Motorways and misogyny in Morocco

I have been confused for many different types of people in my lifetime. I have been confused for sales assistants by awkward, bumbling customers in stores and my racially ambiguous features have had me confused for any nationality that pops into someone’s head at that given time. But that aside, nothing compared to the degrading experience of finding myself lost on a motorway in Marrakech, late into the evening, only to be confused for a Moroccan ‘lady of the night’.

Other than a childhood visit to the Pakistani motherland, of which I have no surviving memories, this was my first time outside of Europe and I was determined to marinate myself in a different culture and render myself sodden with new experiences. My cousin and I had spent the morning meandering through labyrinthine Souks, equally wowed by the creativity of local artists and the lines used by market stall owners to get you to buy their jewellery, kaftans, spices, or rugs. My particular favourites included ‘sister I have seen you before… IN MY DREAMS’ and a pitchy, albeit enthusiastic, rendition of classic Bollywood song Bole Chudiyan.

Lost amongst the intricately woven cobbled streets, we stumbled on the most decadent spa dimly lit by spotlights and complete with extravagant archways. What were two humble, budget travellers to do if not reach deeply into their overdrafts to indulge in a hamam? I did not know that being washed like a newborn baby was something I needed until I experienced it. We left feeling like new women.

After being quoted extortionate prices by taxi drivers, we decided to get two buses back but that second bus never did show up; we must have sat on the curb for over two hours when my bones began to ache with the evening chill. The relaxation that had we paid a pretty penny for began to wear off so I hailed a taxi, willing to pay every last Dirham that I had to get back into the cushy warmth of our resort. 

The driver agreed to take us for all the money we had and we drove off in relief but, after getting on to the motorway, he demanded more money. Once we explained we had no more to offer, he ordered us to get out of his car on a motorway in the middle of nowhere. We knew this motorway led to our resort and that if we walked straight for long enough we could find our way back, so we did just that. 

After walking for hours, I then saw what I thought was two mannequins abandoned on the roadside but my cousin quickly burst my naive bubble by pointing out that these still, veiled women were prostitutes waiting to be picked up by passersby. This became even more obvious when cars began to slow down and approach us for the same reason and we would have to walk back on ourselves, adding to both our journey time and our rising fears. It became a game to some of these men, they laughed heartily at our visible fear and persisted to try to get us into their car. 

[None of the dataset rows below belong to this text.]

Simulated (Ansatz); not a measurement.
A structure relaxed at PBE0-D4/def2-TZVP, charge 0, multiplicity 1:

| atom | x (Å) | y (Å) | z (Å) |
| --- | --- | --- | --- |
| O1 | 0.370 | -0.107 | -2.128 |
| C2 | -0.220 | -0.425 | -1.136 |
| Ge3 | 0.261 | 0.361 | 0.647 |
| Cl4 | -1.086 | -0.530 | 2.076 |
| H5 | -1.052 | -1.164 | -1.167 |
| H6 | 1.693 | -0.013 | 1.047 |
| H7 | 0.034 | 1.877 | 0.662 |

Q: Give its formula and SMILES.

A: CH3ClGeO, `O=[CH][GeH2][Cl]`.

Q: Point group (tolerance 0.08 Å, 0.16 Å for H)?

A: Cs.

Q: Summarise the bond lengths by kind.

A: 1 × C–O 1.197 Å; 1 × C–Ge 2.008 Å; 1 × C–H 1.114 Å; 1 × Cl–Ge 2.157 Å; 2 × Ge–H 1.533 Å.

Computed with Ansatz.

Aside from praying that we make it back safely, I remember feeling so disappointed that I was in an Islamic country and yet that sense of community, that was ingrained into my Islamic upbringing, felt like a privilege that these men reserved for their mahram, family members. As an outspoken feminist, I felt compelled to mouth back to these voyeurs but I bit my tongue, knowing that the rules are different here, the stakes are higher when you are women travelling without men. Instead, I cried out loud, reciting the words “please don’t let me die” over and over like some magical incantation that would make me untouchable. As a British Muslim, I am privileged enough to have had an upbringing that married the best aspects of my culture and faith. This only fuelled my frustrations when I realised that I could not pack this utopia of my parents’ making into my suitcase. 

Since recounting this story to female friends, they advised me that I should plan journeys to Morocco during Ramadan as the male gaze is essentially non-existent during the holy month. This left me even angrier than before, that the only reason harassment is absent is to earn ‘brownie points’ during a period of enhanced religiosity, rather than a desire to respect women. Whilst progress towards gender parity has taken a more prominent role on the global stage in the last few decades, legal and political progression alone is not enough to shift attitudes towards women unless the negative aspects of social culture are also being rejected and uprooted.